After 20 years of growth investing, you can end up with a substantial portfolio and no income. That is not a flaw in the strategy — it is exactly how growth investing works. The wealth is real. It is just locked inside unrealized capital gains, and turning it into monthly income requires selling, triggering tax, and rebuilding a spending machine from scratch. Dividend investing builds that spending machine as it goes. Neither approach is wrong. But they arrive at very different places after two decades, and most Canadian investors do not think clearly about which destination they actually want until they are already there.

What each strategy is actually optimizing for

Growth investing optimizes for total portfolio value. The strategy reinvests every dollar of return — through price appreciation and any distributions — back into the portfolio to compound as aggressively as possible. A broad-market Canadian ETF tracking the S&P/TSX Composite or the TSX 60 is the simplest expression of this approach. You are not drawing income. You are accumulating a number.

Dividend investing optimizes for income per year. The strategy allocates capital toward holdings that pay regular cash distributions — Canadian banks, pipelines, utilities, telecoms — and reinvests those distributions through DRIP to compound the income stream rather than the total value. After 20 years, the output is not primarily a portfolio number. It is a monthly cash flow that exists whether the market is up or down.

The fundamental difference is the form of the output. Growth investing produces wealth you have to convert. Dividend investing produces income you can spend directly.

Two investors, 20 years, the same monthly contribution

Consider two Canadian investors, both starting at age 35 with no existing portfolio, both contributing $1,000 per month for 20 years inside a TFSA. The numbers below are illustrative — they use reasonable long-term assumptions and are meant to show the structural difference between outcomes, not to predict actual returns.

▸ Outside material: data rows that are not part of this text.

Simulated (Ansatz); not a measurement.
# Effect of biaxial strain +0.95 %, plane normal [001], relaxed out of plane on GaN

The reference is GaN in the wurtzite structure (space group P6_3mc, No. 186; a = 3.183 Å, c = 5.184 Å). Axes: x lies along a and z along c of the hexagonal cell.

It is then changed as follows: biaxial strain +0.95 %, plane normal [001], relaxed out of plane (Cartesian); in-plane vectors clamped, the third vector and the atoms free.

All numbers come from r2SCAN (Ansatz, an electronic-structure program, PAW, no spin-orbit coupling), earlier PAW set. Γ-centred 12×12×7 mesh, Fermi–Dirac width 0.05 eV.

Alexinvests in a broad Canadian growth ETF with an assumed average annual total return of 7%, all of which compounds as price appreciation. After 20 years of $1,000 monthly contributions, Alex's portfolio is worth approximately $521,000. Alex does not receive regular income. To generate $2,000 per month, Alex needs to sell units — and at $521,000, that is a withdrawal rate of about 4.6% per year, which is sustainable but depends on continued market growth to avoid depleting the portfolio.

Jordaninvests in a Canadian dividend portfolio targeting a 4.5% starting yield with 3% annual dividend growth, reinvesting all dividends through DRIP. The total return assumption is similar to Alex's at roughly 7% — but the form is different. After 20 years, Jordan's portfolio generates approximately $2,100 per month in dividend income without selling a single unit. The income exists regardless of what the market does this quarter.

Same contribution. Same time horizon. Similar total return assumption. Completely different experience at year 20.

The conversion problem growth investors face

The gap between total portfolio value and spendable income is the problem growth investors face when they eventually want cash flow. Alex at 55 has $521,000 — but to turn that into income, Alex has to make decisions growth investing never required. How much to sell each year. Which positions to liquidate. How to avoid running out of capital if markets decline for an extended period. What to do when a bad sequence of returns hits early in the drawdown phase.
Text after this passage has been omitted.